Obama orders vows to shake up security

Barack Obama said security lapses that led to a near-disaster in the Christmas Day attack on a US-bound airliner were not the fault of an individual or agency.

Barack Obama said security lapses that led to a near-disaster in the Christmas Day attack on a US-bound airliner were not the fault of an individual or agency.

In an address from the White House yesterday, the US president suggested no one would be sacked, but vowed to correct the problems.

Mr Obama did not tell intelligence officials to dramatically change what they were doing, but told them to do it better and faster.

Clearly aware of the potential political fallout, he struck a tough tone towards the anti-terror fight, taking the rare step - for him - of calling it a "war".

In one concrete change, the US is adding more air marshals to flights. Hundreds of law enforcement officers from Homeland Security Department agencies are being trained and deployed to the Air Marshal Service, said a government official familiar with the strategy.

There are more than 4,000 federal air marshals but many times that number for domestic and international flights each day.

In the president's bleak assessment and a White House-released report about what went wrong, the US got an alarming picture of a post-September 11 debacle - an intelligence community that failed to understand what it had.

US intelligence officials had enough information to identify the suspect as an al-Qaida terrorist operative and keep him off a plane, but still could not identify and disrupt the plot and security measures did not catch him either.

Mr Obama announced about a dozen changes designed to remedy that, including new terror watch list guidelines, wider and quicker distribution of intelligence reports, stronger analysis of those reports, international partnerships and an inter-agency effort to develop next-generation airport screening technologies.

"It is appalling that we have not learned from our mistakes, eight years after the worst terror attacks in our nation's history," said Senator Olympia Snow, a Republican member of the Senate Intelligence Committee, which will hold its first hearing on the subject on January 21, probably in private.

While Mr Obama promised improved security, his solutions were laced with bureaucratic reshuffling.

Americans might be surprised that the government was not already taking some of the steps Mr Obama ordered. For instance, he directed the intelligence community to begin assigning direct responsibility for following up leads on high-priority threats.

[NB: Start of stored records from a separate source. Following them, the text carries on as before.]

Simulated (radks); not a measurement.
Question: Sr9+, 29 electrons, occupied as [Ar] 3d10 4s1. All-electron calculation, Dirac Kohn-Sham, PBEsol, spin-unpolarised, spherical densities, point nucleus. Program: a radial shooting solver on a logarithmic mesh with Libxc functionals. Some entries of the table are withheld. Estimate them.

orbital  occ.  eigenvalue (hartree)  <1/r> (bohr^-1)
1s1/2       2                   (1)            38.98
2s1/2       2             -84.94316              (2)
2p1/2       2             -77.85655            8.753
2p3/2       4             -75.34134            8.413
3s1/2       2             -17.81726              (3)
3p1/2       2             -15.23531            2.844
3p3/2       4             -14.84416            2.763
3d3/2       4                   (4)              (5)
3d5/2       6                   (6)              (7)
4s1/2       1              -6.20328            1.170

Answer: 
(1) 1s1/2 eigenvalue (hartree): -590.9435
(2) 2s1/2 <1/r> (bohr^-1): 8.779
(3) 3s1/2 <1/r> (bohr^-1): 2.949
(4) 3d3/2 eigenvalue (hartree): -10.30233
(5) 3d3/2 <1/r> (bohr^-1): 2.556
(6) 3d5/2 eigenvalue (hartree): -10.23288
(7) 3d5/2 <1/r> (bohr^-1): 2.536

Mr Obama himself hinted at the difficulties of improving intelligence and security against a terrorist network that devises new methods as fast or faster than the US can come up with defences.

"There is, of course, no foolproof solution," he said. "We have to stay one step ahead of a nimble adversary."

He spoke from the White House, his remarks delayed twice as officials scrambled to declassify a six-page summary of a report he had ordered from top officials on the security failures.

That summary was released immediately after he spoke, as was Mr Obama's three-page directive to agency chiefs.

"When the system fails, it is my responsibility," he said.

"We are at war, we are at war against al-Qaida. We will do whatever it takes to defeat them."

The unclassified summary stated that US intelligence officials had received unspecified "discreet pieces of intelligence" to identify Umar Farouk Abdulmutallab, a 23-year-old Nigerian, as an al-Qaida operative and keep him off the flight from Amsterdam.

Officials received fragments of information as early as October, according to the report.

Earlier yesterday, the administration said Abdulmutallab was flagged for extra screening after he was already on the plane and heading for Detroit, Michigan.

The Department of Homeland Security said his potential ties to extremists came up in a routine check of passengers en route to the US - and not because of any suddenly gathered intelligence that emerged during the flight.

Although intelligence officials knew that an al-Qaida operative in Yemen posed a threat to US security, they did not increase their focus on that threat and did not pull together fragments of data needed to foil the scheme, said the summary.

According to the report, "a series of human errors" occurred, including a delay in the dissemination of a completed intelligence report and the failure of CIA and counter-terrorism officers to search all available databases for information that could have been tied to Abdulmutallab.

The former London student will appear in court today on six charges, including the attempted use of a weapon of mass destruction aboard Northwest Airlines Flight 253.